Arturo Gatti's suicidal past revealed

CBC News has learned that Canadian boxer Arturo Gatti exhibited suicidal tendencies years before his 2009 death in Brazil, just one of several discoveries casting doubts on a private investigation that concluded he was murdered.

Canadian boxer attempted and threatened suicide

Arturo Gatti led a troubled life for years before his death. (Al Bello/Getty)

CBC's The Fifth Estate has learned that Canadian boxer Arturo Gatti exhibited suicidal tendencies years before his 2009 death in Brazil, just one of several discoveries casting doubts on a private investigation that concluded he was murdered.

Was it a tragic love story or a murder mystery?

For the full story, watch The Fifth Estate on Friday at 9 p.m. (9:30 p.m. in Newfoundland and Labrador).

Questions have swirled about whether the three-time world boxing champion hanged himself or was slain by his wife ever since his body was discovered on July 12, 2009, in the Brazil hotel room where he was vacationing with his wife, Amanda Rodrigues, and their infant son, Arturo Jr.

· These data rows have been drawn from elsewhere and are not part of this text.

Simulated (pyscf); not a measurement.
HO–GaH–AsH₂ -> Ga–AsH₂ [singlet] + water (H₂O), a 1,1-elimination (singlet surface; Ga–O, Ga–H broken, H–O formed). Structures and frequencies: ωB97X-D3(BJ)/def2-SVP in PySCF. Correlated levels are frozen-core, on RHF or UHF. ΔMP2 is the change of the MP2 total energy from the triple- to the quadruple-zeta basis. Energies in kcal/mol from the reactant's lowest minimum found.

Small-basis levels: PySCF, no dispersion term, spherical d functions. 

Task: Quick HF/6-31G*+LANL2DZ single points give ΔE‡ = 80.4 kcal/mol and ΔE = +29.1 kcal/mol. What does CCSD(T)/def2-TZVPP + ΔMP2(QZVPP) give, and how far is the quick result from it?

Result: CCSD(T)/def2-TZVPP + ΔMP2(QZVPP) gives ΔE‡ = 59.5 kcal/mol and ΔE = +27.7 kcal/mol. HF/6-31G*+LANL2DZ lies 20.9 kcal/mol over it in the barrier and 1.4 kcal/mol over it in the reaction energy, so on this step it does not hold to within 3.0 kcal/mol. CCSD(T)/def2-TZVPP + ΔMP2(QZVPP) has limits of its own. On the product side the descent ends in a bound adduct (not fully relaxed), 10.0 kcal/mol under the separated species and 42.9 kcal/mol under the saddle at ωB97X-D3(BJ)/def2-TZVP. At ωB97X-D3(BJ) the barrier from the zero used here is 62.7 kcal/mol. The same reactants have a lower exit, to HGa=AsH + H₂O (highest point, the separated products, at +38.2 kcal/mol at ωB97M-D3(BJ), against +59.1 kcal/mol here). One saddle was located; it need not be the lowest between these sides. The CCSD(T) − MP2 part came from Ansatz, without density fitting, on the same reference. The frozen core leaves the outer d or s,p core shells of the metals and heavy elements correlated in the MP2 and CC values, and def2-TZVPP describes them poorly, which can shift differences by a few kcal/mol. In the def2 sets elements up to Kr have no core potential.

Brazilian authorities originally declared it murder and arrested Rodrigues in her husband's death. She was held in custody for nearly three weeks before an autopsy determined Gatti had committed suicide by hanging himself with his wife's purse strap.

Private investigators hired by Gatti's friends, however, concluded in a 300-page report that Gatti was murdered.

But The Fifth Estate has discovered that key facts were missing from the report.

"There are three investigations going on here," says The Fifth Estate's Bob Mckeown. "The Brazilians ruled it was suicide, the investigators hired by Arturo's friends said it was murder, and then there was ours. And we'll tell you what neither of the others did. Then — murder or suicide — you can make up your own mind."  

In court documents filed in 2006, a former girlfriend Gatti was living with at the time stated that he had "attempted suicide by overdosing on cocaine, alcohol and prescription drugs" the year prior.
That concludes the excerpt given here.